Tim Montgomerie, a columnist for The Times and founder of the Conservative Home website, said he believed the cuts to the benefit for working families were "dead" in their present guise, and called the policy "terrible politics".

He was speaking at a Resolution Foundation think-tank event on how the Chancellor can get himself out of a hole after the humiliation of the House of Lords torpedoing his welfare crackdown.

At the Westminster meeting, Labour MP Frank Field, also the chair of the welfare select committee of MPs, said ditching a taxpayer subsidy for low-paid workers and asking firms to pick up the slack via a National Living Wage "tears up" a welfare pact first formed to help the Elizabethan poor.

Mr Montgomerie said Mr Osborne "re-setting the rules of the game" by improving pay and ending the state welfare prop was an "admiral project".

"You cannot fight an election saying you are standing up for hard-working families then you cut benefits for hard-working families," he said.

He went on that since the The Sun, Boris Johnson and a series of right-wing backbenchers had aired their disquiet at the cuts he had a "massive rebellion on your hands".

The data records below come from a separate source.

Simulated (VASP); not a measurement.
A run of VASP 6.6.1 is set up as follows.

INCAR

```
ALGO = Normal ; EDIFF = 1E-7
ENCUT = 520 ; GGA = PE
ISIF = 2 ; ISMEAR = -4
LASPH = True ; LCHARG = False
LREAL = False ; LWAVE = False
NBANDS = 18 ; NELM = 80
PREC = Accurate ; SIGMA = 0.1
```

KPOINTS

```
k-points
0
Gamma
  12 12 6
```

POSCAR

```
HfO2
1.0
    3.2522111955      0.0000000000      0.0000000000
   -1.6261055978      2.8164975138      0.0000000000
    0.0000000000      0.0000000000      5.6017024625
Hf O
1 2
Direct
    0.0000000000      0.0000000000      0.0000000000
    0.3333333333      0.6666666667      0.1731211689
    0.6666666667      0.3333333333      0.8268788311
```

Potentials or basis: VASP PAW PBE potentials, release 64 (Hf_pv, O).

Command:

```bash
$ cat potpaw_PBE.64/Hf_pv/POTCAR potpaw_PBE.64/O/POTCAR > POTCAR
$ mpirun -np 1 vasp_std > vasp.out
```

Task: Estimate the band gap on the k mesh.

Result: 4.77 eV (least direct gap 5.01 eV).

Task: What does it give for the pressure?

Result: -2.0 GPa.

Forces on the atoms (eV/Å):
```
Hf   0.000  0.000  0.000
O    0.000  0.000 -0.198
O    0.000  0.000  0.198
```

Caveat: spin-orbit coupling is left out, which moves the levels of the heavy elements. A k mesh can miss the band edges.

"I don't think George Osborne will tweak," he said. "If he does just try to get away with this, he will not just be defeated in the Lords, he will be defeated in the Commons.

"That's not just the end of his leadership ambitions, it's the end of his Chancellorship and he would have to resign."

Mr Field, who like the think-tank mapped out his alternatives, said: "Many of us have been slow to take on board the National Living Wage strategy.

"It tears up a welfare agreement that goes back to the Elizabethan poor. (The argument is) appalling wages should not be dealt with by taxpayers, but should be born by capitalism itself. It changes the whole welfare debate."

He argued the proper role of welfare is to "take on those costs no capitalist system would be able take on".

TAX CREDITS: THE IMPACT

Tax credits are welfare payments to families raising children and working people on low incomes.

More than three million families will lose an average of £1,300 a year from April

The cuts will deliver £4.4bn of the Chancellor’s planned welfare cuts by reducing the earnings level at which tax credits start to be withdrawn from £6,420 to £3,850.

The Government says eight out of 10 would be "better off" overall from a package which also includes increases in the minimum wage for over-25s, rises in the income tax threshold and extended free childcare.

The Resolution Foundation today published a five-point plan over how he can find £4.4bn without cutting tax credits.

The organisation suggests phasing in the cuts would still leave 2.7 million families worse off and simply extend the political pain for the Tories.

Only imposing the cuts on new claimants would only make modest savings and will undermine the Government's Universal Credit single benefit, they say.

Instead, it offers a menu of changes to taxation thresholds and pensions.

“If the government is serious about providing more help to working families, its only option is to reverse the cuts," said David Finch, senior economic analyst at the Resolution Foundation.

"Fortunately there are plenty of ways to fund this move – such as cancelling tax cuts targeted at better off households.

"And with a surplus of close to £12bn pencilled in for the end of the parliament, the Chancellor can afford to cancel the tax credit cuts and still eliminate the deficit.”

  1. Slow down the increase in the threshold where workers start to pay income tax

    Increasing the income tax personal Allowance in line with inflation, rather than accelerating it towards £12,500, would raise £4.9bn by 2020.

  2. Or look to find it from higher rate tax payers
  3. It suggests increasing the basic rate of income tax limit to rise in line with inflation, rather than accelerating it so the higher rate threshold reaches £50,000, saving £1.3bn by 2020.

  4. Osborne could claw back inheritance tax hand-outs
  5. Reversing the increase in the inheritance tax threshold and cuts to corporation tax would save £3.4bn by 2020.

  6. Raid the state pension coffers
  7. Clawing back the over-indexation above earnings of the state pension - it was put up by more than its legal obligation - from the last Parliament by limiting pension rises in this Parliament would save around £6bn.

  8. Reverse various tax breaks
  9. Returning spending on tax reliefs to 2010 levels by 2020 – and thereby reducing the UK’s current £100bn spend on around 1,000 different reliefs – would save around £10bn.